Qingdao port
Trucks drive past piles of shipping containers at the Qingdao port in Qingdao, Shandong province.Reuters

Citic Resources Holdings has said it may be affected by the probe into alleged fraud at Qingdao port in China.

An investigation was launched into world's seventh largest port amid suspicions that a company has used single metal cargoes multiple times in order to raise finance.

Shares in Citic Resources plunged by 8% after its leadership confirmed that it could be affected by the investigation.

"At present the status of the investigation is unknown to the group," CITIC chairman Kwok Peter Viem said in a note to the Hong Kong stock exchange.

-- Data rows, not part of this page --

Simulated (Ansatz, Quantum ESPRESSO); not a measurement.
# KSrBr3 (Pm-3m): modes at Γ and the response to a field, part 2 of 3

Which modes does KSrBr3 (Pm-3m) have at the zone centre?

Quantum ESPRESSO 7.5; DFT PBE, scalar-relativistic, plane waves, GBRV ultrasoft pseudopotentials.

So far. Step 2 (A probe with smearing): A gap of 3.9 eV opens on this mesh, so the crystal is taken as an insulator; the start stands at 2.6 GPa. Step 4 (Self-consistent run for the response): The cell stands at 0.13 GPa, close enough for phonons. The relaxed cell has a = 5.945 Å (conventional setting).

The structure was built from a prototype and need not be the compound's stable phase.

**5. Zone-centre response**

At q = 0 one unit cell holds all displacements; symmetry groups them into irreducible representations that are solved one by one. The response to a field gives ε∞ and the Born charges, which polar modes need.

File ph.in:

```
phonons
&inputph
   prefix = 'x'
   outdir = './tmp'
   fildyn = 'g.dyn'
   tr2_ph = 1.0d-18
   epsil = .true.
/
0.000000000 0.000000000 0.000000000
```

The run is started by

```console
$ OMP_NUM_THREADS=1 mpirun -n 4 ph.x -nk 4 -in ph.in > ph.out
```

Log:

"Until the status of the investigation is clarified, the company is not able to accurately assess its impact on the group's alumina and copper stored at Qingdao port or on the group itself," Kwok said.

The company said it had sought a court order to secure its metal assets.

CITIC Resources is the commodities trading unit of China's biggest state enterprises, CITIC Group Corp.

It is the latest company to warn of possible losses relating to the port, after Standard Bank and GKE Corp issued similar statements.

Standard Chartered is reviewing financing to a number of Chinese metals companies and Citi Group has launched a probe into loans provided to trading houses, secured against copper and aluminium stored at Chinese ports.

Meanwhile, some Western banks are concerned over the possibility of a fraud case at another Chinese port, according to the Wall St Journal.

Penglai port in Shandong province is the second port in question, the newspaper reported.

Qingdao port was floated on the Hong Kong stock exchange in June, to a muted response from investors.